Friday, September 28, 2012

The Eternal Form of Gertrude Stein.

If Wednesday was confusing, go and take a class on literary criticism and it will help you. Wallace Stevens was an originator of reality; he did not copy things as they were but things as they should be. His philosophy was that if you have to be an imitator, you should imitate the eternal form of things. We need to adjust the way we see so that we can visualize the real things. In the world of Wallace Stevens, no longer being deep is a good thing. Picasso painted Gertrude Stein, and everyone said that it looked nothing like her, the phenomenal object, and so Picasso replied, “That's all right, it will.” In time, she will come to resemble this thing. It is the essence of Gertrude Stein and not her image.

The artist does not imitate reality, they create reality. Mimesis & Poeisis are truly important. If you think mimetically you are imitating what you see in nature, but if you think poetically you are creating things that do not show up in nature. We tend to try to make things correspond to what we see in reality. What would happen if we could see things the way they really are, instead of seeing things through a glass darkly?

We could not see anything at all until an artist came along and taught us how to see that way.

Poetry is the subject of the poem. Films about film are some of the greatest films there are; songs are all about songs. Van Gogh saw things as they were, like in Starry Night.

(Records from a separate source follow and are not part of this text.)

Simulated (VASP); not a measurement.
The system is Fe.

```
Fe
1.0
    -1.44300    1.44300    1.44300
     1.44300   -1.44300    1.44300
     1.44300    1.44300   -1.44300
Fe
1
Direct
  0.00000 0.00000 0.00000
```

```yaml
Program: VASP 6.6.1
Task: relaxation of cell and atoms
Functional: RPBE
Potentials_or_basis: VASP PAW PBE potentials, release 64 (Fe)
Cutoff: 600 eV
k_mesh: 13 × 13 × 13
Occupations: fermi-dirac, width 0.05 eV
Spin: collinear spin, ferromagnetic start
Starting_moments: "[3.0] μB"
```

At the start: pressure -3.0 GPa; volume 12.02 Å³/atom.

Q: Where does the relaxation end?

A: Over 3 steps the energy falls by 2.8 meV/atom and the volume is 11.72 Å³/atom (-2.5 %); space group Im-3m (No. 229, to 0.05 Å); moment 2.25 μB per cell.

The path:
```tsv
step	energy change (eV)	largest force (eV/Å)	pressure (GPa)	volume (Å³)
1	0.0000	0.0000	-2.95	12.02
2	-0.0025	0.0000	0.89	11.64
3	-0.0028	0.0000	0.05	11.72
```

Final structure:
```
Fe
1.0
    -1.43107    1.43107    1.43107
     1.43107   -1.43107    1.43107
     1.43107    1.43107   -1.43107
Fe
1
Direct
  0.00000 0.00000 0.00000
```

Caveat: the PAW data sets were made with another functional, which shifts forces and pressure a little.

Fabric does not hold in such a way. Poetry is a verb, the poet's job is to dress those around him, to help them see things as they really are. In the soul, the heart is of the greatest importance. James' reading was a beautiful illustration of brick allure, of taking a bunch of beautiful things and putting them together. We patch things together as we can. The man with the blue guitar is a tailor, he is going to put them together as they are. Stevens is not dictatorial, his color references are not set in stone.

How is it possible for us to see things beyond what they are, but yet still see them as they are? Think of all the ways you have been trained to see by people who are not poets, and then think of the training you've received by those who are. It will not be a man who will lead us out of our delusions; a man cannot do this for us. The man that Stevens would have us follow is a fiction, like Dr. Who : “I'm not a hero, I'm really just a madman in a box.”

Stevens and Seuss really had a lot in common if you stop to think about it.

We are moving into a place where there are not even any shadows, there is only the bright light of masculine clarity. It becomes a very masculine world; even the woman singing has a sort of masculine quality to her, an aggressiveness. Are we going to be able to create an order from this rage?

The earth, for us, is flat and bare.
There are no shadows. Poetry

Exceeding music must take the place
Of empty heaven and its hymns,

Ourselves in poetry must take their place,
Even in the chattering of your guitar.

A tune beyond us as we are,
Yet nothing changed by the blue guitar;

Gertrude Stein on her portrait: "I was and still am satisfied with my portrait, for me it is I, and it is the only reproduction of me which is always I, for me."